On Saturday February 6, a group of community leaders, artists, architects, planners, creators, writers, historians, professionals, academics, social enterprises, and organizations met to discuss strategies to bring our communities and networks together to find a responsible and productive public response to the LeBreton Flats Redevelopment.
After weeks of rumours and speculations, the National Capital Commission finally released the details of the two proponent proposals on January 26 at a two-day public display at the Canadian War Museum. Public feedback is being collected through an online survey that closes on February 8th. According to the NCC website, the evaluation committee will make its recommendation to the Board of Directors in March and negotiations with the preferred proponent will begin this summer.
The diversity of the group that met Saturday was reflected in the diversity of opinions and concerns we shared with each other but the uniting, rallying message was:
The mechanism for public participation in this process are insufficient and it is critical that we find strategies to insist on opening the process so that our different voices and concerns can be heard and considered.
To that end, we are distributing an URGENT CALL encouraging our community in Ottawa and across Canada to complete the public feedback survey. We have prepared the following text that can be edited or copy-pasted directly into the final question of the three-page survey:
The strength of the NCC position on LeBreton Flats is in recognizing it as an important piece of land with significant potential. It deserves careful consideration and should be protected to ensure thoughtful and meaningful redevelopment. On the eve of the 150th anniversary celebrations, this site of significance in the Nation’s Capital must reflect the public interests of Canadians. Both the process and plan must show care in engaging and responding to the needs and values of its diverse population and in respecting the integrity and vulnerability of its environment. LeBreton Flats presents an opportunity for the NCC to offer a vision of responsible stewardship and a space for reconciliation with the displaced working class community who once inhabited the site and the First Nations People.
Before a final and irrevocable decision is made, I join my community in requesting more time to consider the proposals and to engage in meaningful public participation to better assist the NCC make a decision that truly rises to the potential of this site of national significance.
We recognize participating in the limited format of the NCC official survey is insufficient. We intend to continue working collectively as a network of interest groups and individuals to find more meaningful and effective ways of engaging the public in the future redevelopment of the site.

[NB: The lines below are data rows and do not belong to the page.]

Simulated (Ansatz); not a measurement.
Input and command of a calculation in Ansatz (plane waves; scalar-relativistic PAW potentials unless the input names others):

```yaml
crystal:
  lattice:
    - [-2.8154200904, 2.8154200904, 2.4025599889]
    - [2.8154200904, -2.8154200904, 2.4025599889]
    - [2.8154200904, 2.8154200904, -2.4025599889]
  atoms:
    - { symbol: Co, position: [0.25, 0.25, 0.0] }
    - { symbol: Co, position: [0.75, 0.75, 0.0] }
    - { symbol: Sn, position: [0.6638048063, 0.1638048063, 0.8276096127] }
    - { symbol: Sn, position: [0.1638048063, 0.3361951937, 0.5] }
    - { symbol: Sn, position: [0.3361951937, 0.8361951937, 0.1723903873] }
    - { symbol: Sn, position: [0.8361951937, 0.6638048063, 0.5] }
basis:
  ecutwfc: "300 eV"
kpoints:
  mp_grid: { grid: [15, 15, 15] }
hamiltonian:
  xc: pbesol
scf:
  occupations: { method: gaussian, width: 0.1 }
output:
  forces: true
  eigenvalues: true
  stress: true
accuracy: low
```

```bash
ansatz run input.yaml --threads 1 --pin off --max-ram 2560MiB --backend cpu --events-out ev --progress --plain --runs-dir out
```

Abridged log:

We look forward to announcing future opportunities for public discussion and action as we move forward.
In the meantime, we recommend you check out the LeBreton Flats Citizen-led Survey and the Change.org petition.
The Dalhousie Community Association has also compiled the following list of responses to specific issues and concerns to assist in completing the NCC survey or in writing letters to your city councilor, MPP, MP, NCC, etc.
Please feel free to submit your own survey responses in the comment section below.
Alternate suggested text submitted by James:
LeBreton Flats is the last large undeveloped site in the heart of Canada’s capital. Especially on the verge of our 150th anniversary celebrations, development and plans for it must consider the long term. The interests and values of the nation as well as the views of local communities must be considered, not just those with a particular business interest. Planning and approval processes therefore must engage Canadians as citizens and respect the history, environment and liveability of the site within a more general context.
As a true steward of the nation’s capital, the NCC must encourage this engagement, not foreclose it. I therefore ask that the NCC make no binding decisions on development plans for this site of national significance until it has laid out a path for that engagement and committed to respect it.
The current public consultation is ineffective. It is too late in the process and it lacks public transparency. It also forces the public to ‘react’ to each proposal, where I argue that we need to start with public input of ideas FIRST. These ideas would later turn into design concepts that are used in the project requirements. The approach chosen is an out-dated, top-down, “we know best”, approach which no longer works in a digitally connected & modern democracy. I don’t think it ever really worked! Additionally, the NCC only has to “consider” the input of the consultation. This opens the door to bias and subjectivity by evaluators. Early collection of ideas broadens the conversation and provides local and global insights on what is possible on LeBreton Flats. When this stage is complete open the doors –and invite in the expertise of the architects and urban planners.
It is a risk to more or less have a free for all which you want take Landsdown there was a group that wanted a massive park it would have cost 3 million and it would have had to be 100% funded by the city.